On a screen near you ...
Two Brothers: Jean-Jacques Annaud, director of the surprise international hit The Bear, returns to nature to tell the stories of two tiger cubs separated at birth, one of which becomes a legendary predator in 1920s French Indochina, while the other becomes a circus star. Guy Pearce is the explorer who unknowingly reunites them. Should this have any of the savage poetry and romanticism of The Bear, lightning could strike twice.
Spider-Man 2: Peter Parker (Tobey Maguire) is now a college student and part-time shutterbug for the Daily Bugle -- when he's not using the powers he inherited from a radioactive arachnid to battle super-freaks like Dr. Octopus (Alfred Molina), that is. The rest of his time is spent pining for girl-next-door Mary Jane (Kirsten Dunst), now a model dating the astronaut son of his Spider-Man-hating boss, and trying to help his Aunt May (Rosemary Harris) through her grief over the death of Uncle Ben. The first two scripts were rejected, and comic-loving novelist Michael Chabon was brought in to spin the tale, only to have that re-written by Alvin Sargent. But Sam Raimi is still at the helm, and Bruce Campbell has a cameo, so how wrong could this really go?

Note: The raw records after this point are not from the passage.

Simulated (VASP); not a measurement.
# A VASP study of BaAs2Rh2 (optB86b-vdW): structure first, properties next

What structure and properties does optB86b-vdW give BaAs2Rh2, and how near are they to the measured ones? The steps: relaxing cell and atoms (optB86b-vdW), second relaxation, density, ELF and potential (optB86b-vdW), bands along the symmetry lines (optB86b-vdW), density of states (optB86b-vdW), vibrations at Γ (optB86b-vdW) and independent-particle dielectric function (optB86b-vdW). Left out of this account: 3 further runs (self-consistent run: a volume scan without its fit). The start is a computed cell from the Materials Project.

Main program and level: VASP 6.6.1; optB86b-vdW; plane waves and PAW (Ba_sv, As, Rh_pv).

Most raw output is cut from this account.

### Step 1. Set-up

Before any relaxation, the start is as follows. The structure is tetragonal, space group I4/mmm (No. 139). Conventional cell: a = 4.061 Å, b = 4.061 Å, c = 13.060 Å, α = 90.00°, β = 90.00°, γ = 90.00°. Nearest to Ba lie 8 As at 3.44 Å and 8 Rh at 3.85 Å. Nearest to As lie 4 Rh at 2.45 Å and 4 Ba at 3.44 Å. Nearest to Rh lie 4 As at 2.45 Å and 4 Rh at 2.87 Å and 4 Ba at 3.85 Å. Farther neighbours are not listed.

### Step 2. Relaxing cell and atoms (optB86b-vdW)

Riding Giants: This film documents the history of surfing, starting with its early Polynesian roots, then follows the development of Southern California's surf culture in the 1940s, particularly a group of surfers who began searching for the biggest waves, or the "unridden realm."
Saved!: The latest in the recent spate of films about just how mean high school girls can be to each other -- and everybody else -- boasts an interesting twist. It's set in an evangelical Christian school where the queen bee, played by Mandy Moore, turns on former best friend Jena Malone when Malone gets pregnant during an act of charity -- attempting to convince her boyfriend he's not really gay.
America's Heart and Soul: Filmmaker Louis Schwartzberg traveled the length of America shooting its beauty and wonder and interviewing citizens with some remarkable stories to tell in a documentary that just happens to be released in time for the nation's birthday. This is being released by Walt Disney Co., which has been accused of getting too far away from mainstream American values in recent years, so expect more heart-tugging than soul-searching.
Dear Frankie: A 9-year-old boy travels from town to town and hand-to-mouth with his mother (Emily Mortimer), occasionally receiving a letter from his father at sea, a sailor on the HMS Accra, who recounts his adventures in faraway lands. We know, of course, that the mother is writing the letters, creating a problem when Frankie hears the Accra is due to dock near their current home.
The Door in the Floor: The son (Jon Foster) of a private prep school teacher takes a summer job as an assistant to a famous children's book author and illustrator (Jeff Bridges) living in East Hampton, only to fall in love with his wife (Kim Basinger), who is still grieving the death of her two sons. If the premise sounds slightly familiar, that's because it's based on John Irving's last solid novel, A Widow For One Year, or at least the first third of it.
Napoleon Dynamite: The title character -- whose name is not, its litigation-fearing producer insists (though not very convincingly), taken from Elvis Costello's one-time pseudonym -- is a teen-age geek-outcast in Preston, Idaho, with an even geekier best friend, an amusingly screwed-up family life and a compulsion to break into a little dance at comically inopportune moments. Stuff happens. To the surprise of some and dismay of others, the self-consciously eccentric trifle became a must-see at Sundance.
King Arthur: The first meeting of the Round Table since 1995's First Knight is produced by Jerry Bruckheimer, but don't look for exploding castles and super-swords. It aims to put the legend into historic context, with Arthur attempting to reunite a British kingdom that has been divided into fiefdoms by warlords. Clive Owen, of Croupier, is Arthur; Stephen Dillane is right-hand wizard Merlin; Keira Knightley is Guinevere and hunky Ioan Gruffudd, TV's Horatio Hornblower, gets a shot at movie stardom as Lancelot.
Anchorman: Had Broadcast News been a comedy -- wait, it was. OK, if Broadcast News had been a Will Ferrell comedy, it might have gone something like this. Ferrell is a top-rated, bona fide media star in San Diego in the '70s, beloved by the public and management, chased by local ladies, king of the world, until the arrival of Christina Applegate, a real reporter who challenges his authority, news skills and ethics. If you don't want to see this, you either a) have never seen Ferrell; b) have never seen local news; or c) don't remember how TV newsmen dressed in the '70s.